Bacula uses flat text files for configuration. From time to time, people, usually new to the project, ask: why isn’t the configuration in the database?
Bacula uses the database to store information about what files were backed up, from what client, and when. This information is useful when you need to know how if you have a copy of a file from last Tuesday before you wrote crap into it but after you made those important changes. [I tend to refer to Bacula directives with a capital letter; you’ll see this in the next sentence.] If you use the Catalog, you don’t have to go searching through tarballs, or logs to find what you need. Bacula will find it for you.
So, newbies figure that it makes perfect sense to put all this into the Catalog. Yes, on the face of it, that makes sense. Drive everything off the database. Sorry, no, it’s not going to happen.
Flat text files are much better for configuration. They are easily human readable, and the last thing you want to lose if you database crashes is your configuration.

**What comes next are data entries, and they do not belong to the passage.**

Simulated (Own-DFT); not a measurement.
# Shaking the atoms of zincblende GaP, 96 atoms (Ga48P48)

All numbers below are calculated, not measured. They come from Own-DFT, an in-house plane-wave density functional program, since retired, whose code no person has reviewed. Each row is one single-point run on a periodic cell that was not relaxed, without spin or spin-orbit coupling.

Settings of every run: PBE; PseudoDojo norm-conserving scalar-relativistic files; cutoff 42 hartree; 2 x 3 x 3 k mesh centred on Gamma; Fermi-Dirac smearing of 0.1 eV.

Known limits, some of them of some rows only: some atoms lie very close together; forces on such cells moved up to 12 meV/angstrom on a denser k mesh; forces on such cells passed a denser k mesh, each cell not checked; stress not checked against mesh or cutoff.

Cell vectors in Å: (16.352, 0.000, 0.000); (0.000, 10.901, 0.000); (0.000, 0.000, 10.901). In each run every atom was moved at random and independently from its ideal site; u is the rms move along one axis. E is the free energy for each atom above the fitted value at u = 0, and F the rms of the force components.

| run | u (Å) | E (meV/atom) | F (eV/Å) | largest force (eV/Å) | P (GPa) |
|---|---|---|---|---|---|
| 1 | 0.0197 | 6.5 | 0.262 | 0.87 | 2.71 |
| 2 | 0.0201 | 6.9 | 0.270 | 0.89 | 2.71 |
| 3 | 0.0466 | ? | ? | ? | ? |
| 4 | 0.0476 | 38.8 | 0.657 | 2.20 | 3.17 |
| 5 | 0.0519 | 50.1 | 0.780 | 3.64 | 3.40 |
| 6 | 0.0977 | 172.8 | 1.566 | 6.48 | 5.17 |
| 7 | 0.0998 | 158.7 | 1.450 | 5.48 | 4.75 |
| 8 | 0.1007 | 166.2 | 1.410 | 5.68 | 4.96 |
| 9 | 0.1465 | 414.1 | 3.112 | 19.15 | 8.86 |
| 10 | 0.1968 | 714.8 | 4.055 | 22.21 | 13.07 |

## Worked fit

There are claims that writing a GUI interface to Bacula would be much easier if only we had the configuration in the database. Sorry. BAT seems to be a great GUI tool and it works off the existing configuration files.
There has been a call for a configuration tool. I point out Lilac (formerly Fruity) which is a configuration tool for Nagios. It produces the configuration files, then signals Nagios. I think something like that for Bacula would be warmly greeted.